# The Bar Problem

Suppose a local bar has 100 regular patrons. The bar is rather small, and going there is enjoyable on a given night only if fewer than 60 people show up. This is a problem: I want to go to the bar, but I expect to enjoy it only if you don’t come. But I know that you’re thinking the same thing about me. If no one communicates in advance, how many people will tend to turn up at the bar?

In a 1994 computer experiment, Stanford University economist W. Brian Arthur assigned each patron a set of plausible predictive rules on which it might base its decision. One rule might predict that next week’s attendance will be the same as last week’s, while another might take a rounded average of the last four weeks, and so on. Then, in practice, each patron would downgrade its badly performing rules and promote the more successful ones, and revise these ratings continually.

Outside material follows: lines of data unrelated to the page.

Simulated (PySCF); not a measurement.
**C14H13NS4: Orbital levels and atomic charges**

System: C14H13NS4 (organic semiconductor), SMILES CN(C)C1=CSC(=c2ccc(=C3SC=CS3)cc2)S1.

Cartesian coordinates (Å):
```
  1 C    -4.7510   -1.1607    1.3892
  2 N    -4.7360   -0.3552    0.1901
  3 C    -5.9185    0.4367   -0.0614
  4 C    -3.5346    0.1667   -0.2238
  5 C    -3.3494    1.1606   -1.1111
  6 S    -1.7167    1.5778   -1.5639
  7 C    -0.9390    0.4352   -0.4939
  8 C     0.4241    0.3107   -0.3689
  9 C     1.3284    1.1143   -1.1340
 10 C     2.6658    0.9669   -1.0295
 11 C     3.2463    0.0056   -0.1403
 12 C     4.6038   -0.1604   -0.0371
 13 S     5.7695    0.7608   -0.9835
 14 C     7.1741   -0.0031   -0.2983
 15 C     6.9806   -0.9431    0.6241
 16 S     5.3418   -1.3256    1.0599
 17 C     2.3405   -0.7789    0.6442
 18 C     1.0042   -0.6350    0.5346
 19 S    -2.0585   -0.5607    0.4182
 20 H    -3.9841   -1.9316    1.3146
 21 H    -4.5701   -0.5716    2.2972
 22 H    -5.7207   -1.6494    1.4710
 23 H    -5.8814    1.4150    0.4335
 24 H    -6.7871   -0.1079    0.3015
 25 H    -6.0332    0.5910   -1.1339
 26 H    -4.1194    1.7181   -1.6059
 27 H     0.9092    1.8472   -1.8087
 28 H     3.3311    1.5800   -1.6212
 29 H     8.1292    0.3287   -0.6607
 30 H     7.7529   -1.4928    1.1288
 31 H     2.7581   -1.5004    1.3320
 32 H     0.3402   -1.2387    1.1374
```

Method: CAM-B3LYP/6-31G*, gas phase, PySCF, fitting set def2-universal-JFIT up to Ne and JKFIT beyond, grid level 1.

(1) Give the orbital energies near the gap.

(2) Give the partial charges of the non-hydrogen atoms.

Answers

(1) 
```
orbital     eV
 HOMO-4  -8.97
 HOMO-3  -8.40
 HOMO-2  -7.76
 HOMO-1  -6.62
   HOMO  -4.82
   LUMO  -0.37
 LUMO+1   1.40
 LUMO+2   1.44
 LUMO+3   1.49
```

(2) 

What he found is that the mean attendance converges to about 60, forming an “emergent ecology” that Arthur said is “almost organic in nature.” The population of active predictors splits into a 60/40 ratio, even though it keeps changing in membership forever. “To get some understanding of how this happens, suppose that 70 percent of their predictors forecasted above 60 for a longish time. Then on average only 30 people would show up; but this would validate predictors that forecasted close to 30 and invalidate the above-60 predictors, restoring the ‘ecological’ balance among predictions, so to speak.”

This is heartening to see, because life is full of such murky decisions. “There is no deductively rational solution — no ‘correct’ expectational model,” Arthur writes. “From the agents’ viewpoint, the problem is ill-defined, and they are propelled into a world of induction.”

(W. Brian Arthur, “Inductive Reasoning and Bounded Rationality,” American Economic Review 84:2 [May 1994], 406-411.)